The Little Red Schoolhouse PART THREE


Future of the Little Red Schoolhouse


By Terry Bailey



Beloit’s Little Red Schoolhouse, located in the roadside park on the north edge of town, has a well-documented history. Most folks understand how it came to be located there. Its future, on the other hand, is as uncertain as a Kansas thunderstorm.


Harold Boetcher, Maurice McDonald and Harold Hill located the building in 1960 and it was moved to a location near the Dairy Queen in 1970 and then to its current location in 1975. The Little Red Schoolhouse received the red carpet treatment during the Bicentennial Celebrations in 1976.


Helen Babb, Mitchell County Bicentennial Chairperson, was the driving force in a movement to turn the Schoolhouse into a Living History Museum. Working with Babb were Mary Kulp and Louise Matheis. The vision of these women was to create a place where the history of the one room schoolhouse could be preserved for generations to come, far into the future. The institution that had served the educational needs of the pioneers for decades, the one room schoolhouse, had ran its course by 1976. Babb understood that if action was not taken, subsequent generations would lose sight of what a one room schoolhouse was all about.


Since that time those closely associated with one room schoolhouses have slipped away. Very few folks are alive today who can tell stories about attending a one room schoolhouse. Aging baby boomers can recall stories told by their parents about walking to school through snow as high as the fence posts, uphill both ways.


Folks in rural Kansas know that tractors, machinery, and buildings need constant upkeep to keep them in good working order. Regular maintenance applied on a systematic basis will keep things in good working order. However if maintenance is delayed, the environment will take its toll and what would have been a small expense becomes a huge bill to fix all the things that have gone wrong. If repairs are deferred too long, the cost of fixing the structure can be more than its value.


This describes the current structural condition of the Little Red Schoolhouse. Years of minimal or no maintenance have taken its toll. The windows are loose letting in the wind and rain, the floor is rotting, the roof is in dire need of repair, and the foundation has lost the ability to hold the building up correctly.


At one time, retired teachers from the Alpha Pi Chapter of Delta Kappa Gamma sorority staffed the schoolhouse every afternoon from April through September. However, years have passed since the building has been open on a regular basis so that local citizens or tourists can stop and look through the interior of the building.

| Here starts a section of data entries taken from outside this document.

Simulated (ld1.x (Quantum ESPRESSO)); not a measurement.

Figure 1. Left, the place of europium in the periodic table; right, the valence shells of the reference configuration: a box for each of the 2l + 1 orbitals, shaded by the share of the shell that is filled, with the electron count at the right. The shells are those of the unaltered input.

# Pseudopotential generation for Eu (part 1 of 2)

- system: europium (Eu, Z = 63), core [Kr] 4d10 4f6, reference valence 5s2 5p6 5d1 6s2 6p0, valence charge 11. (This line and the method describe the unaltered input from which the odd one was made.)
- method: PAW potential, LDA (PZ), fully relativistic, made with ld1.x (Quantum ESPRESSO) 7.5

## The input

Historically the City of Beloit has spent very little money on the Little Red Schoolhouse as was the original plan. The vison of Helen Babb and the others in 1976 was for patrons and interested citizens to raise money to take care of maintenance and upkeep. That plan seems to have fell by the wayside.


City Councilor Andrew Grabon said, “Honestly, I would like to keep it going. It has important cultural and historical significance. I believe it needs an individual or individuals or an organization to adopt it and do what it takes to get it back to speed and maintain it as the years pass. It belongs to the City and surely there are people in the City who could take a leadership role for the Little Red Schoolhouse. I am sure they are out there. Finding them is the big challenge.”


City Manager Jason Rabe had these thoughts, “I think everyone in the community wants to keep the Little Red Schoolhouse going as a local landmark. I think everyone would like to see it fixed up and have it open on a regular basis so the local people and those passing by could stop in and have a quick history lesson. It is slowly falling into a state of decay and will continue to do so if stabilizing measures are not taken soon.”


Rabe said that estimates to repair the building range from $30,000 to $50,000 depending on how much work is done. He also commented that the City Council is highly committed to holding the line on the City budget and not allowing the mil levy to rise.


Ideally,” said Rabe, “the City needs a community led initiative or task force to assume the care of the Little Red Schoolhouse. I think many citizens would donate to a fund that was going to directly fix up the school. There are also very skilled folks in the area who could help with the repairs on a volunteer basis to keep the cost down.”


One does not need a crystal ball to foretell the future of the Little Red Schoolhouse. If the vision of Maurice McDonald, Helen Babb and others from 40 years ago is to remain alive, someone must step forward to assume a leadership role. Someone has to make things happen. If nobody does so, the future of the Little Red Schoolhouse is very tenuous.